I mentioned that I bought 6 chrysanthemums at the Bergen Street Pathmark (on special at 3 for $12, a dollar less per plant than at Newark's Home Depot). Chrysanthemums are perennials: plant once, enjoy for years and years, so this is an appropriate time for planting that particular type of flower. I am pleased to report that, after some delay, I got all 6 into the ground at the back of my front yard before the rains came last nite. We have had a minor drought for the past two weeks and more, which actually worked out to my advantage in planting the chrysanthemums. The soil was very dry, so once I used my Garden Weasel to rip out the surface vegetation, removing the lite, dry dirt was easy. And I didn't even have to soak the ground with a hose thereafter with the second group of three because we had something like 12 hours of rain, with more to come in the next few days. This should give them a very good start in their new home.
Inasmuch as it has been dismal and raining since I put the chrysanthemums in, I'm not yet able to show a foto here. So let me show you other perennials, at the front of my front yard, specifically a beige minirose and purple pansy. I have 5 new miniroses to plant but have to find a place that vines won't cover up. Shortly after the foto above, the vines around it did cover that rose, cutting the lite so much that it has not bloomed since. Next year I'll keep the vines off it. The other greenery is also from perennials, clematis vines and dandelions. I still have not tasted the dandelion greens, but will get to it sooner or later.
Now I just have to hope the weather remains in the 60s and, preferably, 70s long enuf for the chrysanthemums to throw roots deep enuf for the plants to survive the winter.
In my side yard are some hostas. Tho I have completely neglected them, at least one still throws up a flower spike. The other plants around it include wisteria vines, which flower copiously in all parts of my property. The original vine is in the backyard, but it threw runners in all directions, and now there are offshoots in both side yards and all the way to the front, around the house a distance of around 100 feet. If you'd like pretty purple flowers all over your yard, I can give you a rooted cutting, and in a few years, you'll have wisteria everywhere you don't chop it away.
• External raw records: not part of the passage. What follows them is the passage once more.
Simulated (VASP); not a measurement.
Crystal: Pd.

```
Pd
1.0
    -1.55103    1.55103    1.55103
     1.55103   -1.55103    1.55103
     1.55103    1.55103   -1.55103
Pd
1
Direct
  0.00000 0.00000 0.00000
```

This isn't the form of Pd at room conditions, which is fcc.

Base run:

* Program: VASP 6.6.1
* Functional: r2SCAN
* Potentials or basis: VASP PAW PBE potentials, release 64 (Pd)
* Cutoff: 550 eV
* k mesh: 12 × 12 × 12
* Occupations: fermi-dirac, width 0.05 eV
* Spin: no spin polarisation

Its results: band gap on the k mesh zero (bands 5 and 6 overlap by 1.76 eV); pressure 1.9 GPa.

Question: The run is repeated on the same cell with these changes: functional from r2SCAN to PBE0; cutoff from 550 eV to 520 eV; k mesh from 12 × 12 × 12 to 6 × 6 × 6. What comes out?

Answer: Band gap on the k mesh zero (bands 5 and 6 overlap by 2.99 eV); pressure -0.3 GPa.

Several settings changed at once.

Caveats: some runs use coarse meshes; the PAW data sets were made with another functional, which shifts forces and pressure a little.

I put in the first 3 chrysanthemums on Tuesday, but since there was no rain in the immediate forecast then, had to water them with the hose. I actually have two hoses, one at the side of the house, toward the front; and the other in the backyard, off a pipe that pokes up thru the ground. The prior owners of my house had, for some reason, had that one disconnected, and made an actual break in the line of several feet of blank space that I had to have a plumber bridge with a new pipe, to the tune of a couple of hundred dollars. (It occurs to me now that maybe they used that portion of lead pipe from the basement as a handrail along the stairs down to the basement.) I'm very glad to have the backyard faucet working now, because I used to have to haul a heavy hose 50 feet. Both faucets are ultimately controlled by shutoff valves in my basement, so I don't have to worry about the hoses being burst by winter freezes.
Here's what well-tended hostas do, throw up a bunch of flower spikes, these among the tasteful plantings in front of Blessed Sacrament-St. Charles Borromeo Roman Catholic Church on Clinton Avenue at Van Ness Place in Clinton Hill.
By the way, I found the receipt for my KFC purchase, so may call to answer some questions for a chance at $1,000. We shall see if I win or end up one of the myriad people who hope for a prize but get none. Here's another perennial, the tiger lily. I saw this planter on Clinton Avenue outside the Mt. Vernon Missionary Baptist Church.This planter does not abide by P. Allen Smith's rules for planters (central feature tall and spiky, round low plants around it, interspersed with something that hangs over the edge). I love tiger lilies but haven't seen any on sale. They tend to naturalize and self-propagate. The other plants here are plantains — a temperate weed, not the (tropical) banana. In that tiger lilies do spread, other plants might have been crowded out anyway, so maybe tiger lilies need a planter all to themselves.